Reputation: 266
the following command returns true on a PHP5.3.8 Lamp(Ubuntu 11.04)-Server, but false on a PHP5.3.2 Lamp(Ubuntu 10.04.2 LTS)-Server.
<?php echo preg_match('/\w/u', 'ß'); ?>
I nearly changed all settings in the php.ini-file, but without success. I changed the system locale to en_US.UTF-8 and made it the default locale for PHP. Additionally I tried the de_DE.UTF-8-locale.
In both cases I am using the default-packages provided by ubuntu.
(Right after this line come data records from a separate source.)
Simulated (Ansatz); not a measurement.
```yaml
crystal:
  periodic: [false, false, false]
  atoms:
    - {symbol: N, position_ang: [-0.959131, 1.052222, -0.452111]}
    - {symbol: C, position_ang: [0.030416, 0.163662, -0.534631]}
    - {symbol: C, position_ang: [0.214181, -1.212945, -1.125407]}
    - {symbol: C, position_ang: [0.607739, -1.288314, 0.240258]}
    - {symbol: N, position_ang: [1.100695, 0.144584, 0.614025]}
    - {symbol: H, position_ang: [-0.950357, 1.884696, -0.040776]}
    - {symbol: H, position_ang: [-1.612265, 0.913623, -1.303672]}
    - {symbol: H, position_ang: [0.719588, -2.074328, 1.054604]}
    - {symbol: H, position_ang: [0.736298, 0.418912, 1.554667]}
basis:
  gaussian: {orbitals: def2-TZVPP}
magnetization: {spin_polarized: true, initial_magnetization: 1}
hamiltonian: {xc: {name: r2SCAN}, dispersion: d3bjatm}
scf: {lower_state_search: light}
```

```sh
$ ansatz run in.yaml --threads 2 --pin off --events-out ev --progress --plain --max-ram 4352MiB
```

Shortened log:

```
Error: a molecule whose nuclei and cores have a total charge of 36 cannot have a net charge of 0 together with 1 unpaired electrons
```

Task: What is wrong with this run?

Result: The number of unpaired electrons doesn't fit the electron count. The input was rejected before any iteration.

Does anybody has another idea, what to change, without compiling any packages, so that PHP5.3.2 will also return true?
Upvotes: 2
Views: 2403
Reputation: 306
Unicode is not yet fully supported in php
The following code
$url='abc αβγ';
define('CONST_REGEX_SANITIZE_URL', '/[^\040\w\/\.\-\:]/u');
$invalid_url = preg_match(CONST_REGEX_SANITIZE_URL, $url) ? 'true' : 'false';
echo $invalid_url;
return 'false' with php > 5.3.10
and 'true' with php < 5.3.3 (BTW the current Debian php version)
Upvotes: 0
Reputation: 655309
PHP 5.3.2 uses PCRE 8.00 while PHP 5.3.8 uses PCRE 8.11. One change in PCRE 8.10 was the addition of the PCRE_UCP option:
PCRE_UCP
This option changes the way PCRE processes
\B
,\b
,\D
,\d
,\S
,\s
,\W
,\w
, and some of the POSIX character classes. By default, only ASCII characters are recognized, but if PCRE_UCP is set, Unicode properties are used instead to classify characters. More details are given in the section on generic character types in the pcrepattern page. If you set PCRE_UCP, matching one of the items it affects takes much longer. The option is available only if PCRE has been compiled with Unicode property support.
Unfortunately, you can’t trigger this option directly with a pattern modifier in PHP. It will be set by u
together with PCRE_UTF8 when available (PHP 5.3.4 and later).
Upvotes: 6